Ahmadinejad Describes Arab States' Actions on Syria as 'Joke'
إقرأ هذا الخبر بالعربيةIran on Monday said it backed Syrian President Bashar al-Assad's decision to start implementing an Arab League plan to quell the violence in his country by finally letting in observers.
But Tehran suggested it was not entirely happy with the pressure Arab states had brought to bear on Damascus, with President Mahmoud Ahmadinejad saying their action towards Syria was "like a joke."
Iran's deputy foreign minister for Arab and African affairs, Hossein Amir Abdolahian, told the state Arabic language television network Al-Alam that "Iran's official stance regarding Syria and the Arab League plan is that whatever Bashar al-Assad deems as acceptable, we would approve of and accept."
He added that the Arab League plan "contains many of the points Iran was also looking at," even if not all concerns were addressed.
Ahmadinejad, though, criticized Arab nations for the way they had been treating Syria, Iran's principal ally in the Middle East.

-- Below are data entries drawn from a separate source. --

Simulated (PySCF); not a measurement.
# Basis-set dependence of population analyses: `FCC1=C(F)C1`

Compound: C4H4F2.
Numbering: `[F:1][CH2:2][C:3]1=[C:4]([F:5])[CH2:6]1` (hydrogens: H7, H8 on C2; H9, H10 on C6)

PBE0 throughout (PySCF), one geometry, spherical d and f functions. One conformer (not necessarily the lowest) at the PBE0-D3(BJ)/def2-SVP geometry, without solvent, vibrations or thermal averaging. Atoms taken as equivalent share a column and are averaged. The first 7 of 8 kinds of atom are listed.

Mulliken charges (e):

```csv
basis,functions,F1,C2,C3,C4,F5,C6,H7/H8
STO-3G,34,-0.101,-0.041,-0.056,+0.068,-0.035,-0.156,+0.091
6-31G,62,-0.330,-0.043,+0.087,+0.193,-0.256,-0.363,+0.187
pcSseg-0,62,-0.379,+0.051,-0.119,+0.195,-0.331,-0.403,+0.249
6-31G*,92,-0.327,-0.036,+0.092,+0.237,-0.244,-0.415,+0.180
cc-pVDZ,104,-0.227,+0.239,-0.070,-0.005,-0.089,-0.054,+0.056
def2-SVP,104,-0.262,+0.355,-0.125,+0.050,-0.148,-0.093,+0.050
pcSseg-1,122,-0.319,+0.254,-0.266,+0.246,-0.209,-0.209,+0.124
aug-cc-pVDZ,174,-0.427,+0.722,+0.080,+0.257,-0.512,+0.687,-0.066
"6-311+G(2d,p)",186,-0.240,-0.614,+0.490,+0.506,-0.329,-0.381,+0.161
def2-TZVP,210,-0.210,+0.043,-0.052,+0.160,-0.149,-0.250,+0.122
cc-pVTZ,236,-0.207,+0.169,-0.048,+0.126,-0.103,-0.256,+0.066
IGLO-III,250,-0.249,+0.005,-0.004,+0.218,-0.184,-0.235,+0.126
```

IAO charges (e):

"Certain regional countries carry out acts which Iran considers to be more like a joke," the official IRNA news agency quoted Ahmadinejad as saying.
"Some regional countries, which have never held an election, have come together and passed resolutions against another country saying 'Why don't you hold an election'?" he said.
Syria on Monday signed an agreement to allow foreign observers in to monitor the implementation of the Arab League plan designed to halt nine months of bloodshed that started when security forces cracked down on pro-democracy protesters.
The plan calls for a complete halt to the violence, the release of those detained as a result of recent events and the complete withdrawal of the military from towns and residential districts.
Syria was suspended from Arab League meetings and subjected to a raft of sanctions when it initially refused to let in the observers.